All Star Bowling in Orangeburg served as the starting point for an historic, violent, and tragic event known as the Orangeburg Massacre. The only bowling alley in a city that contains two historically black schools – Claflin College and South Carolina State University – All Star prohibited African-Americans from entering its premises, even four years after the Civil Rights Act of 1964 desegregated all public places.
Owner Harry K. Floyd refused to integrate his bowling alley, claiming it was exempt from federal law. On the evening of Monday, February 5, 1968, several black students marched to All Star as part of an organized protest led by South Carolina State senior John Stroman; as expected, they were refused service. Floyd called the police, who arrived and forced Floyd to close the bowling alley for the rest of the night. The following evening, between 30 and 40 students, again led by Stroman, returned to the bowling alley. Police arrived along with State Law Enforcement Division head Pete Strom, who had been dispatched by Governor Robert McNair to quell the demonstration. Stroman asked the the female students to leave in order to protect them from arrest, but 15 young men remained.
In the meantime, more students arrived. As the protesters were loaded into waiting patrol cars, witnesses became increasingly unruly, especially after a firetruck entered the parking lot. Firehoses had been unleashed on Orangeburg students during a Civil Rights march a few years before, and memories remained raw. Several of those gathered were beaten with bully sticks, including at least two women, Emma McCain and Louise Cawley. Over the next two days, agitation escalated among both students and the troops deployed by McNair and Strom. In all, more than 550 national, state, and local law enforcement agents gathered in Orangeburg with tanks, rifles, pistols, and shotguns.
Just a year before, Governor McNair – who received 99% of the black vote in his gubernatorial campaign – claimed, “I intend to use all of the authority and influence at my command to see that the good name of our state is not tarnished.” Governor McNair was referring to the unrest experienced by other states during desegregation and made it his mission to integrate South Carolina as seamlessly as possible. However, there were holdouts – such as Floyd – who made the transition difficult. As then-Charleston mayor J. Palmer Gaillard said, “Our biggest problems were not with the blacks, but with whites.”
By the evening of Thursday, February 8, both local black campuses had been placed on lockdown. Nearly 70 armed law enforcement officers lined the main entrance to South Carolina State, where students had gathered around a bonfire to keep warm. The students held hands, sang protest songs, and chanted. At 10:30 PM, firemen moved in to douse the flames. Frustrated, the students turned and began to retreat. There were no street lights, and it was almost completely dark. Minutes later, a state trooper was struck in the face by an object. Tensions flared, and some officers later stated that they thought their colleague had been shot. Another officer fired a shot into the air, allegedly as a warning to the protesters, which triggered nine other officers to fire their weapons into the crowd. As a result, three students were fatally shot, while 28 others were hit while fleeing the scene. All of the youngsters were unarmed, and all but a few were shot in their backs or on the soles of their feet. The 28th wounded victim was not recognized until 2008.
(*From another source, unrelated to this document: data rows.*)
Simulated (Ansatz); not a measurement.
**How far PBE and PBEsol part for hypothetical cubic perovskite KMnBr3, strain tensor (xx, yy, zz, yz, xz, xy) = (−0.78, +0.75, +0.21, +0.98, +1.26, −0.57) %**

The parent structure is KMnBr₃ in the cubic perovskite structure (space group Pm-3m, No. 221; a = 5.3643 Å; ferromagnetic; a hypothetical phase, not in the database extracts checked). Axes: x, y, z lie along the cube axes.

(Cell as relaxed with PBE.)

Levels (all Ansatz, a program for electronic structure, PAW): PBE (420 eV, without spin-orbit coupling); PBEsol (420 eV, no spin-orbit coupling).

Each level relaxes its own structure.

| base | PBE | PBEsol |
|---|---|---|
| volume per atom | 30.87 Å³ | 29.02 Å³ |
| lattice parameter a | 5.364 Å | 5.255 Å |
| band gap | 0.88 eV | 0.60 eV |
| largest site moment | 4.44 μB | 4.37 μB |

The following morning the headline on the front page of the local paper, The Times and Democrat, read, “All Hell Breaks Loose – Three Killed and Many Injured in College Nightmare.” In the wake of the tragedy, there was a federal investigation and two trials, one in which all nine of the white men who shot into the crowd were acquitted and another in which Cleveland Sellers, a native of Bamberg County, was convicted of inciting a riot and sentenced to one year in prison. (Released early for good behavior, Sellers served seven months, during which time his first child was born. The conviction came two-and-a-half years after the event.) All Star Bowling was forced by a federal judge to desegregate.
Despite the federal investigation, to date there has been no state investigation, and Governor McNair was widely criticized following the shootings. In a press conference held the morning after the tragedy, Governor McNair downplayed the event as an “unfortunate incident,” placed blame on “black power advocates,” and dispensed incorrect information such as claiming that the shootings happened off campus. While it is now understood that McNair was misinformed on the details before he spoke publicly of the event, many prior supporters of the governor – both black and white – expressed disappointment in his statements. As a result, McNair, at one time considered a possible candidate for the Vice Presidency, never ran for public office again. However, before he left office, Governor McNair acknowledged that the Orangeburg Massacre was a “scar on our state’s conscience.” He also claimed responsibility for the tragedy as governor in his 2006 biography.
Cleveland Sellers, who had formerly been a program director of the national Student Nonviolent Coordinating Committee, was a participant in the events that winter, though not a leader. Used as a scapegoat because of his fame, he spent his time in prison writing his autobiography, River of No Return. He later received a master’s degree from Harvard University and a Doctorate of Education from the University of North Carolina at Greensboro. The author of several books, Dr. Sellers was officially pardoned in 1993. After teaching African-American studies at the University of South Carolina, he served as the president of Voorhees College in his hometown of Denmark from 2008 until his retirement in the spring of 2016.
A memorial dedicated to the young men who lost their lives was erected on the campus of South Carolina State in 1969 (pictured in the two above photos). Harry K. Floyd died in 2002, leaving All Star Bowling to his son. The bowling alley closed in 2007.
Much of the above information came from the book, The Orangeburg Massacre, by Jack Nelson and Dr. Jack Bass. Dr. Bass is a noted author, journalist, and Orangeburg County native who covered the story for the Charlotte Observer. He is also Professor Emeritus of Humanities and Social Sciences at the College of Charleston. Dr. Bass is widely considered the authority on the event due not only to his experience as a witness while covering the protests, but also for his later efforts to interview many involved, including those who were shot, as well as for his decades of research since the shootings occurred. Dr. Bass continues to advocate for a state investigation of the shootings.
All Star Bowling is listed in the National Register:
The All Star Bowling Lanes and its parking lot is significant for its role in the confrontation at South Carolina State College during February of 1968, commonly referred to as the “Orangeburg Massacre.” Most of Orangeburg’s public accommodations desegregated soon after the Civil Rights Act of 1964, but the management of the All Star Bowling Lanes refused to do so claiming that such establishments were not covered under the new law. As the city’s only bowling alley, this segregationist policy inflamed local African-Americans, especially the students at S.C. State and Claflin. Desegregation attempts in the years after the Civil Rights Act of 1964 were unsuccessful.
In 1968, protests occurred in the bowling alley on January 29 and February 5. On February 6 a violent confrontation occurred in the bowling alley’s parking lot. These events culminated two nights later with the shooting on the campus of S.C. State. The significance of the property is further increased by the ineligibility of other properties associated with the shooting at S.C. State due to demolition or loss of integrity. The bowling alley was built in the early 1960s as part of a shopping center development. The current commercial setting for the All Star Bowling Lanes is the same as its historic one.